In 2017, during his time in the embassy in London, the Swedes dropped the rape charges, since they could not proceed with the investigation as long as he was held-up in the embassy, but the US did not drop their conspiracy charges. With Assange’s recent forcible arrest at the embassy in early April the Swedes have stated they are considering re-booting the rape investigation and charging Assange before the statute of limitations prevents a trial in 2020.
After his dramatic arrest at the Ecuadorian embassy Asssange, who is Australian, was brought to Westminster Magistrates’ Court. The was consequently found guilty of breaching bail and sentenced to 50 weeks for that transgression.
As the judge read his decision and the sentence Assange supporters called out “Shame on you” to the judge as a passive Assange was led away.
The Trump administration has bowed out of nominating a candidate to serve on the United Nations Committee on Racism. Some say it is a sign that the United States is continuing its path to distancing itself form international bodies and other human rights issues.
One official said that the US could have just missed the deadline to find a replacement for the Obama appointee to the position, Gay McDougall. But others argue that missing the deadline only serves to strengthen the critics notion that “the Americans just don’t care about these kinds of things anymore.”
But officials of the Trump government see it differently.
“Although the United States did not nominate a candidate this year for election to the committee, that in no way diminishes our global leadership on efforts to eliminate racial discrimination,” one official said.
People at the state department at first believed that the Trump administration would just re-nominate Gay McDougall for the position she already fills. But allowing the deadline to pass without nominating anyone sent a bad signal about the US’s concern for racism across the globe.

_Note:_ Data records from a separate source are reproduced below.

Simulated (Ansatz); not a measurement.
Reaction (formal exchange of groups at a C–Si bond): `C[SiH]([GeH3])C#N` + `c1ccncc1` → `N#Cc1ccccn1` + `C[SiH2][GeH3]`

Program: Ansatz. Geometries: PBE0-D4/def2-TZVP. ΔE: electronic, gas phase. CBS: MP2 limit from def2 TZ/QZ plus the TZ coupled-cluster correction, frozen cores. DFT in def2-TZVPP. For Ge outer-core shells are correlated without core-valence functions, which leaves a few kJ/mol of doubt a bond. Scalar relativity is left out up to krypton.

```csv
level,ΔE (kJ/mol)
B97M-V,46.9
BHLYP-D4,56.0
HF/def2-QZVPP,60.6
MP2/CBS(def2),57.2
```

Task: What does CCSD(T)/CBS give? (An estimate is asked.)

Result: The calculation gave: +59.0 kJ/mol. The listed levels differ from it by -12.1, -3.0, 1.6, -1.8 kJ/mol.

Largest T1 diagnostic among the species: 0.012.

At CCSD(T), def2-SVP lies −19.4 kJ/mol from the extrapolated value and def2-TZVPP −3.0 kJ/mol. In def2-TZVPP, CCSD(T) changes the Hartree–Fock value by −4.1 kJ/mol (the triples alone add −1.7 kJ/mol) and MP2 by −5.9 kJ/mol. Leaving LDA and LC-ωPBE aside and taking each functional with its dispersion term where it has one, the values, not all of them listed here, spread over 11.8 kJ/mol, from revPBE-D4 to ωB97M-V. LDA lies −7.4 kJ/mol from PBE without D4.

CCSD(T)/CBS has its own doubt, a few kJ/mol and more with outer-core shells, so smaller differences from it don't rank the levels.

This separation from world affairs is nothing new for the Trump government. He decided to withdraw the US from the Paris climate accord; pull out of the Iran nuclear deal; and he discarded the Trans-Pacific Partnership trade agreement. He also pulled the US out of the UN Human Rights Council, and also harshly condemned the International Criminal Court.
American candidates usually have no problem being accepting to the committee, and McDougall was no exception. She has about 9 months left on her current four-year term, and she is planning on staying on until the end. “I regret that I’m not able to continue, and that was not of my choosing,” she declared.
Yujing Zhang, 32, was caught after a short time inside Mar-a-lago carrying two Chinese passports and several computer-related devices, one of them containing malware. President Trump, although now in Florida, was playing golf at a separate location at the time of the incident.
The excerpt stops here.